Need some input from Geometry wizards- Mtbr.com

# Thread: Need some input from Geometry wizards

1. ## Need some input from Geometry wizards

I finally have dialed in my perfect gear ratio 1.94:1 (using 33t chainring and 17t freewheel), but there is one problem. When I am climbing loose rock spots in the trails I ride the back end slips a little more than I would like. The normal answer would be to use a 16t freewheel so that there is less torque (this may be wrong).

The question I have is, if I had a frame with a longer top tube and used a shorter stem to have the same effective top tube length would more weight be shifted back to the rear wheel when I stand to climb? Or would I have the same problem?

Dave

2. Have you tried just leaning back a little more. Or have you tried a different rear tire?

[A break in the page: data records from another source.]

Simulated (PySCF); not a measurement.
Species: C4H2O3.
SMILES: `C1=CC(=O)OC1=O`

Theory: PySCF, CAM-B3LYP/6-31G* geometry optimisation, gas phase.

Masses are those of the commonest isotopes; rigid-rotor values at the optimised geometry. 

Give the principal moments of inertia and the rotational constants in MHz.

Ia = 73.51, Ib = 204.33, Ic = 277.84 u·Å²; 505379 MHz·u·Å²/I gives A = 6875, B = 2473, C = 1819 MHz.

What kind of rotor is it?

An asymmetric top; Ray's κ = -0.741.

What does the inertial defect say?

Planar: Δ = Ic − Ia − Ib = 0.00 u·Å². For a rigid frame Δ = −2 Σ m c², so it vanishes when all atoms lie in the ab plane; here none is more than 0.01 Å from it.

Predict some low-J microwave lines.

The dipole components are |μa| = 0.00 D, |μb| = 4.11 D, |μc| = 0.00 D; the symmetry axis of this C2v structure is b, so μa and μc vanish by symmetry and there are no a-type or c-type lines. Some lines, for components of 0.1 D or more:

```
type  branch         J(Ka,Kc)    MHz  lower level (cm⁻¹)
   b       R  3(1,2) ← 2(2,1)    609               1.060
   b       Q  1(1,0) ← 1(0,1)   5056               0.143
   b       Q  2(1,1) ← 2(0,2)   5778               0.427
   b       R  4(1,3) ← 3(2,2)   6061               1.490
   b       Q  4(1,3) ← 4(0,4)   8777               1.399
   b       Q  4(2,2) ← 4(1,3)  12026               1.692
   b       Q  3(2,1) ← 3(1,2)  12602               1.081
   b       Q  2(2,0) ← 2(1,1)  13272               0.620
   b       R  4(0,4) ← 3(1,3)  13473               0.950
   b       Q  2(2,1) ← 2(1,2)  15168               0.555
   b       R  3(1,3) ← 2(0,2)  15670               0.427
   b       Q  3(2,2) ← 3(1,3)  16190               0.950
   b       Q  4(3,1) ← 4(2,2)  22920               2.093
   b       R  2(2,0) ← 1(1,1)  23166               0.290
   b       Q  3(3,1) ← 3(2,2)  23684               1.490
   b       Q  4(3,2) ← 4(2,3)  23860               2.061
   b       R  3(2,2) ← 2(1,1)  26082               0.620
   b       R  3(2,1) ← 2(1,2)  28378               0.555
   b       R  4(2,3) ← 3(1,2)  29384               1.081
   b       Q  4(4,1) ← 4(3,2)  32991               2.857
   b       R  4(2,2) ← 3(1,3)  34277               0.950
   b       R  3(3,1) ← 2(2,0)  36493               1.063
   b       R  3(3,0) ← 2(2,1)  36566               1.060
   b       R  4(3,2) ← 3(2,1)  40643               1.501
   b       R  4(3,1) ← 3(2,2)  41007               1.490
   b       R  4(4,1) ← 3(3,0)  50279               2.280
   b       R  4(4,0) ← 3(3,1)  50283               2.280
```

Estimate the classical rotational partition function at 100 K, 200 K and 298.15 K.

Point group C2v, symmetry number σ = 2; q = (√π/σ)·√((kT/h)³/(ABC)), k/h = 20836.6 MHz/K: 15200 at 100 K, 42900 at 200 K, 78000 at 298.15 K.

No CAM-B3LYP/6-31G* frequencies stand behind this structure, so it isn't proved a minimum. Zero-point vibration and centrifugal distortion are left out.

3. Leaning back does work, that was the principal for the question. The problem is that it is less comfortable for extended climbs. As for the tire (Paneracer fire), it hooks up so good on everything else I dare not change it, but I have tried several other tires in the past.

4. You'd have a heavier bicycle but the weight on the rear is almost the same.
On the plus side you could counter-pull the bars harder since you'd be less likely to wheelie.

5. Originally Posted by The Tree
I finally have dialed in my perfect gear ratio 1.94:1 (using 33t chainring and 17t freewheel), but there is one problem. When I am climbing loose rock spots in the trails I ride the back end slips a little more than I would like. The normal answer would be to use a 16t freewheel so that there is less torque (this may be wrong).

The question I have is, if I had a frame with a longer top tube and used a shorter stem to have the same effective top tube length would more weight be shifted back to the rear wheel when I stand to climb? Or would I have the same problem?

Dave
The TT length/stem length thing is moot.

You don't say whether your slipping problem is while you're standing or sitting, but in either case you'd be better served by shorter chainstays. These will bring the rear wheel closer to the cranks (where your weight is while standing) and closer to the seat (where your weight is while sitting). Additional weight on the rear tire will help improve traction.

Yes, a taller gear will help you spin less, so long as you are strong enough to push it. I like to combine a taller gear with a longer crank. Torque is increased but so is the ability to effectively meter that torque due to the longer lever/crank.

--Sparty

6. ## Agree completely w/ Sparty.

He's said all the big important points on this question.

7. Originally Posted by Sparticus
The TT length/stem length thing is moot.

You don't say whether your slipping problem is while you're standing or sitting, but in either case you'd be better served by shorter chainstays. These will bring the rear wheel closer to the cranks (where your weight is while standing) and closer to the seat (where your weight is while sitting). Additional weight on the rear tire will help improve traction.

Yes, a taller gear will help you spin less, so long as you are strong enough to push it. I like to combine a taller gear with a longer crank. Torque is increased but so is the ability to effectively meter that torque due to the longer lever/crank.

--Sparty
Seat tube angle is a factor, too. Given the same tt/stem length and chainstay length, a laxer ST angle will put more weight over the rear while seated and farther forward when you stand.

8. ## Thank You

Thanks for all the input. It really shows how complex subtle changes in geometry can change a bikes handling.